Plano — Dallas Neo-Classical Ballet heats up the stage with its season closer Scheherazade, presented at the Courtyard Theatre in Plano on Friday night. Saturday night’s performance traveled south to the Bishop Arts Theatre Center in Oak Cliff.
The ballet opens in the court of Shah Shahriyar, the Sultan of Persia (Brandon McGee). His brother Shah Zeman (David Sanders) attempts to convince his brother that his favorite wife Zobeide (Lea Zablocki) is unfaithful, and sets a trap for her in the Sultan’s absence. As the concubines attempt to free all of the slaves, Zobeide lays eyes on the Golden Slave (Michael Stone)—the trap has worked. The two dance a lusty duet, and the slaves and concubines dance in celebration of their freedom. But the party is cut short when the Sultan arrives and orders their deaths, and just like many famous ballets, this one has a tragic ending for the leading lady, as well.

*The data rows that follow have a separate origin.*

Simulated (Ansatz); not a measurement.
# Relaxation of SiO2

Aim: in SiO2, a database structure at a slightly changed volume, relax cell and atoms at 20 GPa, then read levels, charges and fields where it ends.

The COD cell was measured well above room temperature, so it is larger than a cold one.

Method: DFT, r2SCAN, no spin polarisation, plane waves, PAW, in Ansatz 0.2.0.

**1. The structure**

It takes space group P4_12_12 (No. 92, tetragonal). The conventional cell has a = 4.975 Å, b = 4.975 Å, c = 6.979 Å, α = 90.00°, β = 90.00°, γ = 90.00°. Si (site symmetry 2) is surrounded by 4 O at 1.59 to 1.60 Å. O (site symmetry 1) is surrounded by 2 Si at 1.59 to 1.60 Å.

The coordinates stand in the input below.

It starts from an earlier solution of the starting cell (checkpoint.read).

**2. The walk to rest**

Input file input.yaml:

Rimsky-Korsakov’s music is absolutely beautiful, and this performance illustrates the need for live music (although the number of musicians needed likely makes this impossible for such a small company). As with most ballets, the overture plays before the curtain goes up. It’s a stunning melody, but it sounds dreadful on the speaker system. Still, it’s a shame many in the audience were talking over it.
Sets and costumes are simple but elegant. A backdrop or background texture would have completed the picture, since the starkness of the cyclorama overwhelms the picture a bit, but once the main duet begins, set design is the last thing on the mind.
The duo makes the temperature rise in the room, making this reviewer wonder if a mild rating should have been placed on the program. Artistically, however, the performance is neither too hot nor too cold—it’s just right. The choreography is classically precise yet sensual. Their chemistry is feverish yet subdued, and their embraces steamy without being salacious. Stone’s typical stoicism works here and comes across as smoldering, and Zablocki’s extension create beautiful pictures.
Other notable performances come from a fiery and engaging Nicolina Lawson and a lively Martin Godoy. Sanders needs a stronger menacing quality, and while McGee has a commanding stage presence, his pantomime tends to be weak.
Since the ballet itself is rather short, the company preludes it with a mixed repertoire featuring a premiere, a few repeats, and guests Collin County Ballet Theatre and Danielle Georgiou Dance Group.
The premiere, Whirlwind, features the piano music of local composer Jordan Kuspa. Choreographers and co-directors Victoria Dolph-Tran and Emilie Skinner create a series of solos, duos, and trios consisting of a variety of classical ballet vocabulary and a few contemporary elements thrown in, a la Balanchine. The dancers show little emotion, and the movement is very placed, almost stiff at times. Since Kuspa’s music is a bit random, the choreography has somewhat of an odd flow to it. The beauty of it, however, is in the dancers’ execution. As indicated by the company name, the work is solidly neo-classical. The creators stripped extraneous elements away (even the costumes consist of a simple, short ballet dress) so the dancers can reveal their exceptional abilities.
Collin County Ballet Theatre throws out a huge surprise with the Spanish-themed Paso del Tiempo, and intriguing choreography by CCBT alumnus Jaclyn Sartore is only the beginning. Seventeen pre-professional dancers sway, spin, and soutenu around the stage with poise and precision. Some timing issues emerge occasionally, but overall, it’s a very tight and exciting piece. Even performance qualities (something most pre-pro dancers are still developing) remain fairly consistent. It’s a rigorous piece and some show signs of fatigue towards the end, but they pull out an impressive finish.
Six dancers from Danielle Georgiou Dance Group switch things up with These Arms Are Snakes, a contemporary modern piece with music by Future Islands. A black-clad Amanda Maraist begins a solo, which initiates with torso isolations that flow to the extremities. Five men join her on stage, and continue some of her same patterns with beautiful moments of stillness. Even though Maraist is a soloist, she’s not always the focus. The other dancers command just as much attention, and each has his moment in the spotlight. Choreography frequently follows the lyrics, but this is not a lyrical dance. It’s at once perplexing and stunning; one might not understand the meaning, but comprehension isn’t as important here.
Four works from their Loop performance in March make a comeback for this production: Skinner’s La Deesse de la Terre, Excerpts from the Carmen Suite, Dolph-Tran’s Constellations, and Addison Reed’s Fractured Night. All improve with age, making the evening of dance very enjoyable—albeit a bit long.